“The soul, fortunately, has an interpreter – often an unconscious but still a faithful interpreter – in the eye.”
Charlotte Brontë, Jane Eyre
By: Gabriela Yareliz
For some, our identities are complex and odd things that have layers upon layers. Some layers are closer to the heart. Some stick together. Others hide. Some layers are loud, while others are dormant. Not everyone has many layers. I’ve met people who are quite one or two-dimensional. And there is nothing wrong with that. Perhaps, it is a gift. They are polished and branded. They are neatly wrapped– the kind of box that has ribbon. But to those of us who have been thrust into the unfamiliar repeatedly and often, we find ourselves with worlds inside. We are the messier, unconventional boxes. The ones that may look plain on the outside, but once opened, create more questions than answers. Enigmas, a respected mentor of mine, Bob Lang, would say. That word always reminds me of him.
I watched Jane Eyre, tonight. It has been years since I came back to this story. I can’t even begin to describe what the text means to me. It’s one of those manuscripts that is a wise friend. The gorgeous film took me back to the British countryside– a world I so often visited and revisited as a child and young person, in books. These books were like drops of water than would expand into every corner of my being, the stories and lessons filling me like an ocean. Revisiting this particular story filled me to the brim with an emotion I hadn’t forgotten but had been absent from me. As the film credits rolled, my sight was blurred by tears. I was so moved. I am not sure why, but I know I felt it, and it mattered. Sometimes, that’s all we can really articulate. We live our lives so structured, guarded and public that we forget to allow ourselves to wander.
There are things that can evoke such emotion in us. They remind us of the things we once knew, the people we were and are, the people we have lost who haunt us ever so slightly, and the love held deeply there, in the breast pocket of the soul.

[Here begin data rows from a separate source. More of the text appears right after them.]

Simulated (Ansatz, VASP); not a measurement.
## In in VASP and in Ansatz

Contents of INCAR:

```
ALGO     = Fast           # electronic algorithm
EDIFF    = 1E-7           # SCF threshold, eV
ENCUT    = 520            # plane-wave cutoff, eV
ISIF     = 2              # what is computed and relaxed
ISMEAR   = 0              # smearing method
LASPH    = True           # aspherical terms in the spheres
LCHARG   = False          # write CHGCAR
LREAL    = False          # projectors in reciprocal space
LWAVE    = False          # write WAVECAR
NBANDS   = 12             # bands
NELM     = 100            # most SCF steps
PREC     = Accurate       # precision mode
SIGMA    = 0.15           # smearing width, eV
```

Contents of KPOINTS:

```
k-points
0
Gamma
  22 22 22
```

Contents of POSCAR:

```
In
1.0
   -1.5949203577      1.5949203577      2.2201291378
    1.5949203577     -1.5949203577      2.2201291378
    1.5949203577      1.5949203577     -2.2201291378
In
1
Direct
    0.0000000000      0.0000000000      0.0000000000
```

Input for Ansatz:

Once in a while, some kind of alchemy brings us a gift that the soul yearns for. It draws our mind at the time it is needed most. We sometimes are afraid the gift is too messy or unconventional to accept it. However, if we decide to accept it, it can revive a little acreage of heart and turn it green. Like a struck match, it illuminates dark corners and sparks the eye and reminds us that we are home.